Introduction

The Ministry of Finance (Department of Economic Affairs) has notified the Foreign Exchange Management (Non-Debt Instruments) Rules, 2019 dated 17 October 2019 (Principal Rules) in supersession of erstwhile Foreign Exchange Management (Transfer of Issue of Security by a Person Resident outside India) Regulations, 2017 and the Foreign Exchange Management (Acquisition and Transfer of Immovable Property in India) Regulations, 2018.

An Overview of Amendments

The Ministry of Finance has come out with amendment notification, i.e. Foreign Exchange Management (Non debt Instruments) (Second Amendment) Rules, 2020 S.O. 1374(E).dated 27th April, 2020, (Amended Rules) which inter-alia include:

  • Acquisition after renunciation of rights;
  • Applicability of sourcing norms on Single brand retail trading;
  • 100% investment under automatic route in Intermediaries or insurance intermediaries, subject conditions;
  • Divestment by foreign Portfolio Investor (FPI) under conditions as prescribed by SEBI.

An Insight

1. Acquisition by a person resident outside India (PROI) after renunciation of rights by other shareholder

Insertion of new rule 7A which inter-alia states that whenever a PROI acquired a right towards offered shares from a person resident in India (who has renounced it), may acquire equity instruments of an Indian Company (other than share warrants)by exercising such right subject to pricing guidelines specified under Principal Rules.

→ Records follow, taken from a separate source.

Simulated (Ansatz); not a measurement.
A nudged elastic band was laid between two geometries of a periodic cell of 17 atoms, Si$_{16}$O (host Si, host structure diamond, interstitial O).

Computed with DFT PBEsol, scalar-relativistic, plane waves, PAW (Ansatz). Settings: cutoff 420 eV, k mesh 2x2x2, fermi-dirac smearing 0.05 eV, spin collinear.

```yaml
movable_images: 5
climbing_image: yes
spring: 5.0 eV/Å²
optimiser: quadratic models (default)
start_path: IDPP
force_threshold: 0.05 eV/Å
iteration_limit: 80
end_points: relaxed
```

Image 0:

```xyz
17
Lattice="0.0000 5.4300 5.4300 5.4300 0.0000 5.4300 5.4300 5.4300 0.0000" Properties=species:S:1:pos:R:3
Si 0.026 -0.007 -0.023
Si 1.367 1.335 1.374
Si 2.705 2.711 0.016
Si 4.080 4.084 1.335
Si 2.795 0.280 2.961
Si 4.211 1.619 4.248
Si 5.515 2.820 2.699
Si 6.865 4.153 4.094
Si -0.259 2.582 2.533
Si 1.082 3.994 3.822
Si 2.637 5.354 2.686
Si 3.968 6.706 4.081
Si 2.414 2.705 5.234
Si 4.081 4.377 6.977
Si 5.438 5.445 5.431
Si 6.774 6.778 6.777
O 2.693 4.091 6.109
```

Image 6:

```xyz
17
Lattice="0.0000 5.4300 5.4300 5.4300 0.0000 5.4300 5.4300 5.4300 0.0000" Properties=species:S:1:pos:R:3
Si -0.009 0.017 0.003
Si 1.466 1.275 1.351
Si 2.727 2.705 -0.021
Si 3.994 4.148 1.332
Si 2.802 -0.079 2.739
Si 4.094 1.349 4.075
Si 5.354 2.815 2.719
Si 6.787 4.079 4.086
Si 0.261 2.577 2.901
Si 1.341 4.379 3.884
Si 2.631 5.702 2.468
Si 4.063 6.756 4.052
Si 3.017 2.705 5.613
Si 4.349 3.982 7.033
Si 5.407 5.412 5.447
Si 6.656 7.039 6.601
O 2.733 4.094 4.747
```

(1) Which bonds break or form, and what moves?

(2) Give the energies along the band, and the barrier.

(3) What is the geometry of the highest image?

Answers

It is pertinent to state here that under the Principal Rules, there was an explanation to Rule 7 which laid down  that the conditions specified in Rule 7 are also applicable in case a non-resident made an investment in the equity instruments (other than share warrants) pursuant to exercise of right renounced by the person to whom it was offered. These conditions inter-alia states that:

  • Offer made by the India company should be compliance of the Companies Act, 2013, compliance of sectoral cap, as applicable,
  • the existing shares pursuant to which shares have been offered, should have issued in compliance Principal Rules,
  • pricing conditions for listed company as well unlisted company.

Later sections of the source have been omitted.